According to a recent report from the National Retail Federation (NRF) – 2023 Consumer Returns in the Retail Industry – total returns for the US retail industry amounted to $743bn in merchandise, and the total returns rate as a percentage of sales was 14.5%.
Online return rates remain high, and the cost of processing returns is higher than ever. The dilemma? Driven largely by Amazon’s introduction of free returns in 2005 (time flies!), consumers quickly came to expect the same service any time they shopped online. Free returns became table stakes for larger retailers and brands in order to compete, but resulted in a big hit to the bottom line.
Over the years, the challenges around free returns keep getting bigger, fuelled by rising fulfilment and shipping costs and increased fraud and abuse related to returns. Reverse logistics firm Optoro estimates that the cost of returns has spiked by 50% compared to 2018, and the cost of returning a purchase averages 27% of the purchase price. A greater awareness of the environmental impact of returns for both retailers and consumers is also impacting return strategies worldwide. In addition to the carbon footprint implications of returns, returned inventory amounts to 9.5 billion pounds of landfill waste annually.

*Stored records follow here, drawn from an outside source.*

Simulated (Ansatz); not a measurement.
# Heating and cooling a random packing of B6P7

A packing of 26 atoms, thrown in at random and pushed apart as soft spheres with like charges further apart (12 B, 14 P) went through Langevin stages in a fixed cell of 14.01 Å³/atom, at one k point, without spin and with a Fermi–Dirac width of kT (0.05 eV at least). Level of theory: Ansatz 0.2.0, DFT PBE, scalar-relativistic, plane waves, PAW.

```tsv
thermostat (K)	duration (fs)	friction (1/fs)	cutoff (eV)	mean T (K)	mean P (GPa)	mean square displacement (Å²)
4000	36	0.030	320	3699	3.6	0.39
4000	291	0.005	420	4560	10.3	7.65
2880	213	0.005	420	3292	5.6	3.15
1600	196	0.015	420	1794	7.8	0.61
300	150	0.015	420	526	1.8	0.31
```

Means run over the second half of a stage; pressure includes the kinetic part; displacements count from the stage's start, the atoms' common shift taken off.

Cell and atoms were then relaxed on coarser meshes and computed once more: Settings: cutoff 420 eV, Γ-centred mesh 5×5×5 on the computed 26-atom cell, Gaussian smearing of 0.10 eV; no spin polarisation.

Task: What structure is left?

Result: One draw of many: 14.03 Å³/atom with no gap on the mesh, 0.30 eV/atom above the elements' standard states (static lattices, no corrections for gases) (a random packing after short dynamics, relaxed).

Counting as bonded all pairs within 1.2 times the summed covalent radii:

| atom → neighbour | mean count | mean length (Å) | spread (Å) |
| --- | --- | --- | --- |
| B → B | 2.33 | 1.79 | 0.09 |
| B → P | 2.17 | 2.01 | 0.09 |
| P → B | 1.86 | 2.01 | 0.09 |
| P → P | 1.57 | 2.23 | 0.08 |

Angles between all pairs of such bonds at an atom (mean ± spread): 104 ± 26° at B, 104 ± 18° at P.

So how can retailers and brands balance out the returns dilemma – minimizing costs and meeting customer expectations at the same time?
- Charge for return – 44% of retailers in the US increased their return and restocking fees in 2023, reducing reverse logistics costs, but risking losing customers to competitors that still offer free returns.
- Free returns only in-store – for retailers with physical stores, the option to only offer free returns on online purchases in stores (BORIS) is attractive because it allows them to save on shipping and brings traffic to the store. But, it requires technology, store capacity and training to be able to handle and process returns in the store.
- Return drop-off locations – some retailers opt to partner with return operation services such as Happy Returns (soon to be acquired by UPS) to provide customers a convenient alternative to return shipments. Four in ten retailers added more return drop-off locations in 2023.
But minimizing the impact of returns should also mean reducing the potential for returns in the first place. While the strategies below will not combat return fraud or wardrobing (buying an expensive item, wearing it once and returning), they can effectively help to reduce return rates by increasing the likelihood of the customer buying the right product in the first place.
- Incentives and credits – some retailers get creative, offering customer incentives and discounts to discourage returns, to begin with and to keep them coming back.
- Fit and sizing tools – visual tools that show the size and context of a product or sizing quizzes that compare sizing to other known brands, help shoppers narrow down size choice
- Virtual try-ons – augmented reality that enables shoppers to “try on” a product or place it in a virtual setting to replicate a physical experience before making a purchase decision.
- Ratings & reviews – customer feedback about an item helps shoppers make the right decisions.
- Social proof and attribute messaging – by highlighting fit attributes, aggregated reviews and real-time insights about what other customers are buying or browsing across the shopping journey, retailers help increase customer confidence that they are making the right buying decision and increase likelihood that they are buying the right size, reducing the rate of bracketering (buying multiple of same or similar items, keeping one and returning the rest).
The returns challenge will never go away. The costs associated with returns are likely to continue to rise, and customers will still expect some kind of flexible returns option. Retailers should focus on optimizing return operations, partnering with reverse logistics experts and investing in eCommerce tools that will help shopper makes the right purchase decisions in the first place.